Querying across FK produces too many OUTER JOINs (1.6) or FieldError (1.7)

721 views
Skip to first unread message

Jon Dufresne

unread,
Jul 4, 2014, 5:42:39 PM7/4/14
to django-d...@googlegroups.com
Suppose I have the following models:

---
class Container(models.Model):
pass

class Item(models.Model):
container = models.ForeignKey(Container)
previous = models.ForeignKey('self', null=True)
current = models.BooleanField()
flag = models.BooleanField()
---

Item represents a chain of items, all grouped by a container (like a
linked list). The field "current" represents the most recent item
(front of the list). The field "flag" is simply something to query on.
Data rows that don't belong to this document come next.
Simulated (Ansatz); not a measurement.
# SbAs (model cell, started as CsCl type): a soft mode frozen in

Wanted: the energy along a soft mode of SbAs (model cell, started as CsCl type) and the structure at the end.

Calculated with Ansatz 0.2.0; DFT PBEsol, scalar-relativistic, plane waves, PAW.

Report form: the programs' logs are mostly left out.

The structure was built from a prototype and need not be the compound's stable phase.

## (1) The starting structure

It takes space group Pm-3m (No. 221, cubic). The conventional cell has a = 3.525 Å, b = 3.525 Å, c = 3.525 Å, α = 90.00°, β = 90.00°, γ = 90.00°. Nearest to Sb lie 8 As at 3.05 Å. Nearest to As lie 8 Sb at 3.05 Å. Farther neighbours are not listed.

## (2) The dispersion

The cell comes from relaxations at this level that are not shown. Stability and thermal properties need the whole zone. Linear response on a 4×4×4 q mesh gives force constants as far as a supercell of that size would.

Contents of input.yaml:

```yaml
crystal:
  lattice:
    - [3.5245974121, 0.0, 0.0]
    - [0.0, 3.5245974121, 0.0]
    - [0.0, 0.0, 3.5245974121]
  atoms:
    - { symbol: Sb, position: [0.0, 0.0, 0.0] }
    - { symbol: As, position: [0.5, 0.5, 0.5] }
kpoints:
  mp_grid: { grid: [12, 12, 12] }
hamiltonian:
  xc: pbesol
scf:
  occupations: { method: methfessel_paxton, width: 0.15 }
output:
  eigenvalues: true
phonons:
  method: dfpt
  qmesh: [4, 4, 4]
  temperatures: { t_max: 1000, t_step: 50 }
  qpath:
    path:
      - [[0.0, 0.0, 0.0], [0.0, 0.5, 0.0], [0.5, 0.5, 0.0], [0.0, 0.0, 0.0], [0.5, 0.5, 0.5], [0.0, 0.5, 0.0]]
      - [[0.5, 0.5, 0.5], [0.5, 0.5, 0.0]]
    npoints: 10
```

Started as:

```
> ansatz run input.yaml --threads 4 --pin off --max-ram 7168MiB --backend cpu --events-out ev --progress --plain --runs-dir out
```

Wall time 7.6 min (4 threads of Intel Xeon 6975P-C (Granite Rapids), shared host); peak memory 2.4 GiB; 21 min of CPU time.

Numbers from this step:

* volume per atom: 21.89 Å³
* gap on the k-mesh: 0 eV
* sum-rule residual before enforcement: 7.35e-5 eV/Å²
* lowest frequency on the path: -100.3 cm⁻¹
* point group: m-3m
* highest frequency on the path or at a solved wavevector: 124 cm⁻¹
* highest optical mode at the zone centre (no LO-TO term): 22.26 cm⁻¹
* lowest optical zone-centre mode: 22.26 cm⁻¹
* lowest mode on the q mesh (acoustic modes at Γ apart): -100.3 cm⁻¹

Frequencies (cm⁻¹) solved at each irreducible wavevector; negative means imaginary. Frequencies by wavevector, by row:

Suppose I perform the following query:

---
Item.objects.filter(current=True,
container__item__previous__isnull=True, container__item__flag=True)
---

That is, I'm looking for all current items such that the first item in
the chain has flag = true. Django 1.6 produces the following SQL for
this query:

---
SELECT ...
FROM "myapp_item"
INNER JOIN "myapp_container"
ON ( "myapp_item"."container_id" = "myapp_container"."id" )
LEFT OUTER JOIN "myapp_item" T3
ON ( "myapp_container"."id" = T3."container_id" )
WHERE ("myapp_item"."current" = True AND T3."previous_id" IS NULL AND
T3."flag" = True )
---

The OUTER JOIN is the problem. Why is this not a more efficient INNER
JOIN? This query is very inefficient as the the database gets larger.
This causes slow downs on pages.

Interestingly, if I try this on 1.7, this query is apparently not even
supported. I get the following error:

---
Traceback (most recent call last):
File "<console>", line 1, in <module>
File "/home/jon/djtest/djtest/test.py", line 3, in <module>
qs = Item.objects.filter(current=True,
container__item__previous__isnull=True, container__item__flag=True)
File "/home/jon/djtest/venv/lib/python2.7/site-packages/django/db/models/manager.py",
line 92, in manager_method
return getattr(self.get_queryset(), name)(*args, **kwargs)
File "/home/jon/djtest/venv/lib/python2.7/site-packages/django/db/models/query.py",
line 689, in filter
return self._filter_or_exclude(False, *args, **kwargs)
File "/home/jon/djtest/venv/lib/python2.7/site-packages/django/db/models/query.py",
line 707, in _filter_or_exclude
clone.query.add_q(Q(*args, **kwargs))
File "/home/jon/djtest/venv/lib/python2.7/site-packages/django/db/models/sql/query.py",
line 1287, in add_q
clause, require_inner = self._add_q(where_part, self.used_aliases)
File "/home/jon/djtest/venv/lib/python2.7/site-packages/django/db/models/sql/query.py",
line 1314, in _add_q
current_negated=current_negated, connector=connector)
File "/home/jon/djtest/venv/lib/python2.7/site-packages/django/db/models/sql/query.py",
line 1181, in build_filter
lookups, value)
File "/home/jon/djtest/venv/lib/python2.7/site-packages/django/db/models/fields/related.py",
line 1506, in get_lookup_constraint
raise exceptions.FieldError('Relation fields do not support nested lookups')
FieldError: Relation fields do not support nested lookups
---

A slow query is better than no query at all. Any particular reason
this was removed? How would one model and query what I'm trying to
achieve moving forward to avoid inefficient queries and exceptions?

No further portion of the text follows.